Rating: 3.5/5
Cult Movie Challenge 2016 | 28/52 | Mondo Macabro
CW // Death, Sexual Violence, Assault, Abuse, Torture, Animal Death, Blood
When the war ended, Tokyo became a city of savages. It was kill or be killed in the battle for survival, and the weak lost out.
Komasa Sen is a sex worker. She leads a band of fellow sex workers — Roku, Mino, Ofuku, and Machiko — who stick together and protect one another from the American GIs and the Yakuza. They are squatters in a bombed-out building that secures them from the outside world.
Maya walks the streets, shell-shocked and desperate. She begs Sen, who offers Maya a job. Sen gives Maya the rundown on sex work and lays out the one cardinal rule: never give it to a guy for free.
Ofuku breaks the rule. The women strip her, tie her up, flog her, and leave her bound to a boat in the barge. If she lives, she can’t come back to them.
Ibuki is a former soldier wounded in a fight with an American GI. He knifed the GI, sending the military police after him. On the run, he finds refuge in the women’s den. They reluctantly let him stay until he heals up.

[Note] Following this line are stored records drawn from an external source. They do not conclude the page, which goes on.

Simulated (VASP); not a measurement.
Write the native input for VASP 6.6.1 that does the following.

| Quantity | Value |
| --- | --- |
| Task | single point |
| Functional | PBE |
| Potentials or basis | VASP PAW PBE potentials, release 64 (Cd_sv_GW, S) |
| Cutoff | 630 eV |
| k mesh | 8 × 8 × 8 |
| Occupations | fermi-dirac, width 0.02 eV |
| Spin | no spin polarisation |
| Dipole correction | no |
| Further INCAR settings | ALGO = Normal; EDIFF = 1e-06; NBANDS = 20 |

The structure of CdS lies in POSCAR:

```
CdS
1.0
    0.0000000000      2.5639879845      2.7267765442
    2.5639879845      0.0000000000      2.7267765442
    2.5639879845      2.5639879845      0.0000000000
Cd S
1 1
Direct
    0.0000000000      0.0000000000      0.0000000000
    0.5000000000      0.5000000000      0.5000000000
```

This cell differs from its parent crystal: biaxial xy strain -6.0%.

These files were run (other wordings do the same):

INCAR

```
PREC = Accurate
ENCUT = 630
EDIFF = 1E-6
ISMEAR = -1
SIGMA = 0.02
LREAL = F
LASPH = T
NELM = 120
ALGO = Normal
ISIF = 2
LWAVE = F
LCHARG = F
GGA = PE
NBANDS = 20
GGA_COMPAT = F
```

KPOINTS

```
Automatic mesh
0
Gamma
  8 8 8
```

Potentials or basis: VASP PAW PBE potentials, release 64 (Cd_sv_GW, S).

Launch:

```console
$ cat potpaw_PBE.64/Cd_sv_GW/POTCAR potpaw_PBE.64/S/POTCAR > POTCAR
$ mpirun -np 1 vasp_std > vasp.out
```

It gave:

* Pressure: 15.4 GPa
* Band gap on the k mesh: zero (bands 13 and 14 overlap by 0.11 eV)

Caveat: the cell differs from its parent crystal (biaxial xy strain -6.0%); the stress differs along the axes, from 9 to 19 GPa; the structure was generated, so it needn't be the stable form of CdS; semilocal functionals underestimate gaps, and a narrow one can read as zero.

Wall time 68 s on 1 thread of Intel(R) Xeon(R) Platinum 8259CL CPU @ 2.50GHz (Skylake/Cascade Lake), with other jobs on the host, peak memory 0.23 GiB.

Ibuki charms the women, but Maya sees more than a sexual partner. She sees a way out.
Hit bottom, suffer the hard times, and rebuild from scratch. That's the only route to a new life.
The backstreets in this movie are sometimes convincing. Other times, the world is just a stage play. Flat buildings cut into three walls, with the fourth wall open to the camera. Painted skies and studio lighting pull you out of the desolation and into the subjective.
In one scene, a spotlight shines on Sen as she entertains a john.
Each woman wears a color — Sen in red, Roku in yellow, Mino in purple, and Maya in green. Machiko wears a black traditional kimono — a symbol of the lost geisha culture.
In scenes that enter the women’s internal dialogue, the world will glow their respective colors, further highlighting the subjectivity of the moment.
Precise lighting keeps the movie from being more exploitative than it is. And it is exploitative. Everyone shows some amount of skin throughout the film, including the fit Ibuki, who gets a shower butt scene.
The movie has an almost humorous tone. It’s never laugh-out-loud funny, but the peculiarities and character behaviors stand out against the bleak world they inhabit.
Elegantly blocked and composed, this movie is a visually striking potboiler with more on its mind than titillation.